Stalled Career Progression

Hi everyone, am looking for some career advice. Am working currently as an acquisitions associate for a national affordable housing developer, but feeling like I don't have much opportunity to learn in my current role, given how the team is set up (my manager and more sr acq staff are not in the LA office where I work - they wfh virtually in Chicago/NYC), and the fact that my manager doesn't have a strong finance background (is more of a brokerage guy, admits that I am "probably better in Excel" than him even). I have been looking for new roles in my market (LA/OC/open to SF), but not getting a lot of bites. Any recommendations for things to do outside of my current role to continue to learn and also make my resume look attractive? I also have a top MRED, have completed a lot of the online modeling coures (REFM, ACRE, Josh Kahr), have the Argus Cert, and have 3 years of experience at a small GP doing acquisitions (focus on value add multi/industrial/student).

13 Comments
 

Not what you want to hear, but just keep networking & applying. You aren’t hearing back because the market is ass, not because you are a bad candidate. If you had to reach out to 100 companies to get 10 interviews and 1 offer before, now you need to hit up 1,000. 

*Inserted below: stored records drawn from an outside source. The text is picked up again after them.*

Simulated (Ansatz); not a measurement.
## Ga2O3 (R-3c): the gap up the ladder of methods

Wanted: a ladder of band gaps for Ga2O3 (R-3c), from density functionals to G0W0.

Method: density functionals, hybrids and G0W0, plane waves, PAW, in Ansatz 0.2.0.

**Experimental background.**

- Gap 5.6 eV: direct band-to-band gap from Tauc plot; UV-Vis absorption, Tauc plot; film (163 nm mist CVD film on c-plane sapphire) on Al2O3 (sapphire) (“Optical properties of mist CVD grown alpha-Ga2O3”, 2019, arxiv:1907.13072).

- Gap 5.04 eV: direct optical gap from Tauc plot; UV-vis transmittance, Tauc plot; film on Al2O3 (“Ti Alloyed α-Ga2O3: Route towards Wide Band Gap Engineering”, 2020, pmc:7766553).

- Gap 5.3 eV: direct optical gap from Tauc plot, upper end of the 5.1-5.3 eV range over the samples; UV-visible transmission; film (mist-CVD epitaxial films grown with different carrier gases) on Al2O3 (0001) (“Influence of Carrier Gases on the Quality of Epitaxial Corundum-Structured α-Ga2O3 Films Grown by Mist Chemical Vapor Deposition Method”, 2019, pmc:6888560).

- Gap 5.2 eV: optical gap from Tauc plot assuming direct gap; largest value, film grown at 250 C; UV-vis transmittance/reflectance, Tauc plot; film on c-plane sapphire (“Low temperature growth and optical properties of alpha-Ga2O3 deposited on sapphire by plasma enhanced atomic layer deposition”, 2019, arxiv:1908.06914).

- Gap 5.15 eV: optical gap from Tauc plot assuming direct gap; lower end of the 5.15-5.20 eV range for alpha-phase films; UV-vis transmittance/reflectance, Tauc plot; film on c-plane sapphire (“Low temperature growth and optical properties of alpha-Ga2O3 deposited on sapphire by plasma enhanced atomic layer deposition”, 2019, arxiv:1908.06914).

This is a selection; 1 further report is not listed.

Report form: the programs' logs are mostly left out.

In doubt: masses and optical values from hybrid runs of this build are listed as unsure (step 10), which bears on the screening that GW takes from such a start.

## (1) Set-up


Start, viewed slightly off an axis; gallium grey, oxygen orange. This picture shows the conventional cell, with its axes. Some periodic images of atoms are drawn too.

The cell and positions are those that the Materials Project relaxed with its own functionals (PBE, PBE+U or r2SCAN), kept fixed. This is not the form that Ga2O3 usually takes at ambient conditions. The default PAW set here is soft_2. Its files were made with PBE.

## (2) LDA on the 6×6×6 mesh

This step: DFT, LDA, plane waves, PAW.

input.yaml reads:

Commercial Real Estate Developer
 

I just assumed from having more direct work experience that they would be (also, my manager before this current one was way better in Excel than I was)

 

Let’s also be honest about the fact that the job market is pretty terrible right now. There has been a tangible shift from an employees market to an employer’s market. From maybe around 2016 to 2022 you could find at least a lateral move almost instantaneously. I remember being analyst-level in the early 2010’s and it was unfortunately 100s applications that boiled down to a very small number of interviews. Months of efforts with no result, giving up and then trying again later.

You feel your growth has stalled. It probably has, but so has everyone else for the most part. It’s bad for CRE roles, but ask someone in SaaS sales or support (or tech in general) how they are doing right now…..

 

Agree with everyone here but I will say the market is starting to turn a bit but probably still 1-2 years away from any real turn around in regards to employment opportunities.

If you hang on and try and learn as much as you can you’ll be in a good spot in a couple of years to get a position that probably pays 30-40% more with a lot of responsibility. Realistically it’s probably a fools errand to jump ship now, and probably is worth it to wait until the market improves more.

Maybe be candid with your manager about trying to learn more and sharpen your skills. Promotion may not be in the cards but people generally are supportive of those who want to learn.

You’ll get a shot soon you just need to be as ready as you can be when the market turns to capitalize on this.

 

Do you have any advice on how to build relationships with people at institutional RE LPs (other than trying to cold email/linkedin outreach them/meet them at ULI networking events)?